Lab sessions

Every other Thursday (more or less), 9.00 a.m. in SW1

Jiří Mírovský
mirovsky at ufal.mff.cuni.cz
room 422

Daniel Zeman
zeman at ufal.mff.cuni.cz
room 409

(Archive of the practical classes from 2020)

Outline

  • various formats for phrase-structure and dependency trees, transformations (Perl or another programming language)
  • mining information from the word layer and morphological layer of the Prague Dependency Treebank or the Prague English Dependency Treebank (bash, Perl or another programming language)
  • mining information from all layers of the PDT/PEDT (btred, Perl)
  • mining information from UD data (btred, Perl)
  • searching in treebanks with PML-Tree Query (PML-TQ)

Homeworks

Results of the homeworks (click here)

  • All homeworks must be committed into the https://svn.ms.mff.cuni.cz/svn/undergrads/students svn repository; do not send your homeworks by e-mail. Ask for an svn account if you do not have one in this repository yet.
  • Submit your work into your personal directories in the svn repository. There is an explicit deadline for submitting each homework - usually till second Sunday after it was assigned (so it is about 10 days to finish the homework).
  • If the deadline is not met, ask for additional homework. All homeworks must be submitted in order to get the credit (zápočet). You can solve an additional homework even if you submitted the normal homework in time, i.e., you can improve your average by solving some of the additional homeworks. (You have to e-mail us to confirm your additional homework is ready to be rated. All additional homeworks must be submitted at least one week before the credit.)

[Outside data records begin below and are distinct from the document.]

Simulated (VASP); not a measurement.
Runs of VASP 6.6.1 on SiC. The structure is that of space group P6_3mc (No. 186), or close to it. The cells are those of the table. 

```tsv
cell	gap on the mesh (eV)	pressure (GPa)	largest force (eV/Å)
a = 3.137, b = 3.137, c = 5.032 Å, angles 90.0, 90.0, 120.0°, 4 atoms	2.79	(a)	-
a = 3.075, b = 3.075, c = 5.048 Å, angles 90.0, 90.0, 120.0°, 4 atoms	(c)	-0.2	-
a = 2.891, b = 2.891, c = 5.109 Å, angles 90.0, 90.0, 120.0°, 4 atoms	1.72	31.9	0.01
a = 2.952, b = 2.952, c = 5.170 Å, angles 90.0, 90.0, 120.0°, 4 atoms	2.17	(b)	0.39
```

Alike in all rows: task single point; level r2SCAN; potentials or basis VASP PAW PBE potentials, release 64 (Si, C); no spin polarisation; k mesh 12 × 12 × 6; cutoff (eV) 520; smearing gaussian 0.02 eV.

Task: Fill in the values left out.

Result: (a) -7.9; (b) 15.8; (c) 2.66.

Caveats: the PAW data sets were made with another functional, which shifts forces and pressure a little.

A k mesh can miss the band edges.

Class 00 - February 22nd, 2024

(slides from the class)

The first task for today: Installation of tree editor TrEd on computers in the lab or at your personal computers from the TrEd home page.

On MS Windows, use the installation package containing also the Strawberry Perl distribution.

On Linux, follow these instructions:

  1. Setting up cpan (so that it uses local directories; http://www.perlmonks.org/?node_id=630026):
    • mkdir -p ~/.cpan/CPAN
      echo "1" >~/.cpan/CPAN/MyConfig.pm
    • perl -MCPAN -e shell
      cpan> o conf init # (use local::lib and at the end, allow setting (or set manually) some variables in .bashrc file)
    • exit cpan, exit and start bash
  2. Installing cpanm for easier installation of other Perl modules
    • cpan App::cpanminus
  3. Installing Tred

The second task for today: Test the installation, setup TrEd (extensions, fonts)

After we have installed TrEd, let us try it - download the following data:
lindat.cz - go to "Repository" and search for Prague Dependency Treebank 2.0 - sample data

After you unzip the data, try to open one of the .t.gz files. You should get an error message complaining about missing schemas. It is because you also need to install a TrEd extension for the given type of data:

In TrEd, go to Setup -> Manage Extensions -> Get New Extensions and search for pdt20. Check it and press "Install Selected". Now close and start TrEd again. It should be able to open the data now.

You can customize TrEd in the configuration file .tredrc - customize fonts: font section in Tred documentation

TrEd can handle all types of treebanks - try, e.g., an example from the Penn Treebank:

An example file from the Penn Treebank transformed to the PML - to test the TrEd installation; an extension for the Penn Treebank files (ptb) needs to be installed first...

English data to test the TrEd installation: section 000 of PEDT

  • Download and unzip the data. It is section 000 of the Penn Treebank transformed to the format of the Prague treebank family; in this particular case, one document is represented by three files corresponding to surface syntax - analytical layer (a-files), deep syntax - tectogrammatical layer (t-files), and original phrase structure layer (p-files). Then try to open one of the t-files in TrEd (you will need to install extension pedt), you can also open an a-file and a p-file.

The third task for today: Transform phrase-structure trees to dependency ones

Sample phrase structure tree (file)

S (
  NP ( N ( 'Peter' ) )
  * VP ( * V ( 'gave' )
         NP ( D   ( 'a' )
              * N ( 'flower' ) )
         PP ( * P ( 'to' )
              N   ( 'Mary' ) )
       )
)

Another sample phrase structure tree (file)

S (
  NP ( A ('Young') * N ('men'))
  * VP (* V ( 'love' )
        COORD (NP ( N('beer'))
               * CONJ ('and')
               NP ( N( 'girls' ) )
        ))
)